…you’re not going to survive it anyway. (Anonymous)

It could be that I watched The Tree of Life on Friday that my thoughts are wandering off in philosophical and existential questions that remain unanswered in my head. It could also be what S. said about Monday blues and the thought of working for the next 40 years of our lives as we attacked hummus in our plates on Thursday night.
Leaving the cinema on Friday I felt puzzled by the movie that I was so eagerly anticipating, I had booked the tickets 3 weeks in advance. It was visually beautiful and yet it hardly managed to move me in any way (apart from several scenes that depicted brotherly love). When I arrived at Curzon, I couldn’t help but admire the setup on the bar level where tens of pictures of the film were layered on the wall and increased my anticipation even further. ‘Something that looks this good, has got to be amazing’, I thought to myself.
And yet when I left the cinema, I felt almost angry at the movie that had just gone through my eyes. It was stunning and admirable for its originality in featuring the pattern that our memories evoke as a motive running through it. I could see how this movie could be simply ‘bathing our pain’ as humankind ‘in beauty‘. But since the director chose to tackle so many of the issues in the movie with cliches, then let’s not forget that beauty is also in the eye of the beholder.
It is indeed true that The Tree of Life is a movie that may be stuck in your head for a few days and that is what certain critics have used in favour of the film to prove its creative merit. I think it’s probably spurred all this thought at least for one reason: how can it be the most highly rated movie of the year so far? Did I really not get it all? Is this what the meaning and beauty of life is all about?

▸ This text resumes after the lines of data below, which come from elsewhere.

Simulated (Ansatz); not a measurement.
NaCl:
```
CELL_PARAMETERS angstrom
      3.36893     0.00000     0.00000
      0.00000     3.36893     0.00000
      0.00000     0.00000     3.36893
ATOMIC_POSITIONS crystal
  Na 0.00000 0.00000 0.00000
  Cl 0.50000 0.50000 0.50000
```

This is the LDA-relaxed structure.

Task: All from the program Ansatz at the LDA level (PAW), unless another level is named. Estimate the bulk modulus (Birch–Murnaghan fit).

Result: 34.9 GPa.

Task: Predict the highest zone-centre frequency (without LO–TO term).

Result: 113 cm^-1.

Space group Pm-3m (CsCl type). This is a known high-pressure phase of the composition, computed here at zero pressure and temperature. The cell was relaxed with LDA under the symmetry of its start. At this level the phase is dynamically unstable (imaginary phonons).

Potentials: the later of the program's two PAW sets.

That is what I was thinking again today while I was walking home after work, satisfied with a good day at the office and a great weekend behind me. A weekend in which I went to the cinema, drank a porn star martini, threw balls on coconuts in a village fair in Kent, bought a canvas for my artist friend (whose work accompanies this post) and spent the night at her house eating marshmallow cookies and drinking Pimms while listening about another friend’s love life (the word vicariously came up once or twice). And that doesn’t even include Sunday when I welcomed my new Kiwi flatmates to our flat, had a wicked roast dinner with extensive family, fed my English godson with a milk bottle and watched In the Night Garden with him so he could go to sleep.
The scenes that went through my eyes were not nearly as beautiful as the ones that Malick depicted in his movie. Chelsfield is not exactly idyllic and on my way back home on Saturday night I saw people throwing up on the corner of the street and underdressed women making out with random men on the other corner of the street. And don’t even get me started on Maka Paka.
And yet all these images seemed more real and more authentic than The Tree of Life – a sterilised vision of life where everything looks perfect and yet is so bland. Like that coffee table book that you buy and never bother to open twice. Where was passion and excitement, lust and meanness? Not a single gaze was sexual, food was merely there to sustain, music to impose itself. No books, no films, no cigarettes, no alcohol, no laughing out loud, no messing around, no fighting madly and then making up, no friends sharing secrets and drinking from the same glass. Malick’s obsession with nature overlooked the beauty and pleasures of the urban setting, the architecture, the culture, the hustle and bustle.
Yes, sunflowers are gorgeously shot and old fashioned shots of mums hanging sheets to dry while walking barefeet on the grass invoke a certain je ne sais quoi. But Jesus life can be beautiful if it’s dirty and messy and it sometimes stings really badly even when you haven’t lost family members, sometimes it can go on after you have lost loved ones and others it hurts until you die. But how many times do we have to go back to the 50s and 60s to see how simple everything was then when kids thought DDT was something to be playing around in?
The Tree of Life was ironically exactly like the setup of the Curzon cinema display: fragmented beautiful pieces of a life that struggled to find meaning but failed to provide any us such. Maybe life doesn’t always have to be about beauty. Maybe that’s the whole fecking point. But maybe it’s my gaze that’s different and I don’t see life, love and loss like Malick and so many critics do. Maybe I can’t see it that way yet because… holy shit, I am still young!